Origins of CML

I shall be writing this blog mainly in the first person but you realise that CML is the joint product of Henry Rzepa and myself over many years. Simply, CML would not have happened without Henry. Perhaps in 2009 I am the more active contributor but it’s a joint creation. So, if ever I write things that appear to be just due to me please mentally replace this by PMRz – what I call our symbiote.

What are the origins of CML? I think I go back to ca 1980 when I was writing code to extend Sam Motherwell’s great FORTRAN toolkit for the Cambridge database – BIBSER (biliograpgraphic search), CONNSER – the first and greatest chemical substructure algorithm, and GEOM78 – a geometry calculation tool. In 1976-1978 I used to visit Cambridge (from Stirling) and work with Sam on extracting structures from the database and analysing them. There was a rough division of labour and ideas. I came with a number of ideas and Sam would modify CONNSER and GEOM to support these – literally within a day or so. Recall (if you were alive then) that this involved overlays, blank COMMON, EQUIVALENCE and other mindbending ways of dumping the core.

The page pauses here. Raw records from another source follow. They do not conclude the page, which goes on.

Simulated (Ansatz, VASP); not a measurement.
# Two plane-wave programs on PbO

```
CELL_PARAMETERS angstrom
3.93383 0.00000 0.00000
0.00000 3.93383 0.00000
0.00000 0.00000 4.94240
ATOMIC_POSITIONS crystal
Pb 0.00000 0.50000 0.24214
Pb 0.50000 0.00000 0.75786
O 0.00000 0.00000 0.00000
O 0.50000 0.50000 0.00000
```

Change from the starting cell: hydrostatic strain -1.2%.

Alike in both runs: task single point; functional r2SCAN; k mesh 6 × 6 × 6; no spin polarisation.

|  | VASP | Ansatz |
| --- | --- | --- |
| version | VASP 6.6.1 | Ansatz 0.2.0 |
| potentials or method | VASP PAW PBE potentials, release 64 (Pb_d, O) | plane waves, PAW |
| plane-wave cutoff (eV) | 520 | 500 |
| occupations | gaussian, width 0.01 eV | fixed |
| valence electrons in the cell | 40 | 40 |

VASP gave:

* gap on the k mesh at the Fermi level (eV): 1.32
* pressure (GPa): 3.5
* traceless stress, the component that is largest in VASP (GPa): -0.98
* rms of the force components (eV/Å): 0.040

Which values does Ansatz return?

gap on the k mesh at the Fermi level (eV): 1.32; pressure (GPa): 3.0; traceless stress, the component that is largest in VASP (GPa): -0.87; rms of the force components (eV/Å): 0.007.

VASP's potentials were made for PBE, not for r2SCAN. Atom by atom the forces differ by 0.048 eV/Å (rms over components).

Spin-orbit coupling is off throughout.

I took the problems back to Stirling and “integrated” Sam’s output with SPSS (a well known stats package from the social sciences). Not surprisingly this can of spaghetti started to get out of control. I did great amounts of analysis on the floor of our living room with an acoustic modem (http://en.wikipedia.org/wiki/Acoustic_coupler) where the handset was plugged into rubber cups. It used to run at 110 baud (110 bits, yes, bits per second). Since a character took 11 bits (to check and repair loss) we got 10 characters a second.

The sums were originally done at Cambridge (on Phoenix) but I ported the software to UMRCC (the regional computing Centre at Manchester) on a CDC 7600. The results were printed out on folding “line printer” paper on a boustrophedonic teletype (ASR33?) I would then extract data by hand and enter them into stats programs, but gradually moved to doing the stats remotely. Remote graphics was always difficult – we could get printer plots from Aberdeen but it took a week. So I generally evolved ASCII plots.

The point of this is that during these sessions I had a lot of time to think about how to do it better. It was obvious the software had to be modular and I gradually got to thinking about modular data. Remember we used FORTRAN IV which did little to encourage modular.

In 1981/2 I spent a sabbatical with Jenny Glusker in Philadelphia and there developed a VAX version of the software. I extended this to plot aggregations of data in 2 and 3 dimensions. Again the idea of modular components was clear. I returned to start up molecular modelling / computer graphics in Glaxo and found myself working with a completely different set of files – ChemX, Mol, etc. I couldn’t use these with my analysis code. It seemed completely wasteful not to have a common format, so I started an activity within the Molecular Graphics Society to systematize file types.

In effect this was an attempt to build a chemical ontology. The word hadn’t been used then within science and it wouldn’t have helped if it had. I didn’t get much take up and there was active resistance from some software companies who regarded their formats as a commercial weapon.

However the crystallographers had a much more unified view of the world. I continue to congratulate the Int. Union of Crystallography for its efforts in this area. In the mid 1980’s there was an active group – led by David Brown – to create a self-defining format for crystallography. It was, I think, called CSF (Crystallographic Structure File) but I’m open to correction. It was essentially tagged data – controlled vocabulary – applied to scalars and arrays.

This then developed into to the CIF, which is now the standard method of exchanging crystallographic information. This was based on data supported by data dictionaries which themselves were constrained to a dictionary definition specification. I started to use the CIF approach to model my scientific world – this was long before XML but it was essentially isomorphic to XML.

During this period I had gradually advanced my language skills from FORTRAN to BBC-BASIC and C (Part of this was through teaching the MSc in Birkbeck.) So when C++ came along (1991?) I translated my approach to C++ and started to develop a toolkit/library. That’s probably effectively when CML as a data modelling approach started.

I started with the most obvious components – geometry and numbers. These are still an integral part of CML (the “Euclid” library). This was then extended to molecules, atoms and bonds and by ca 1993 I had a set of objects. But I needed a way to display and manipulate them.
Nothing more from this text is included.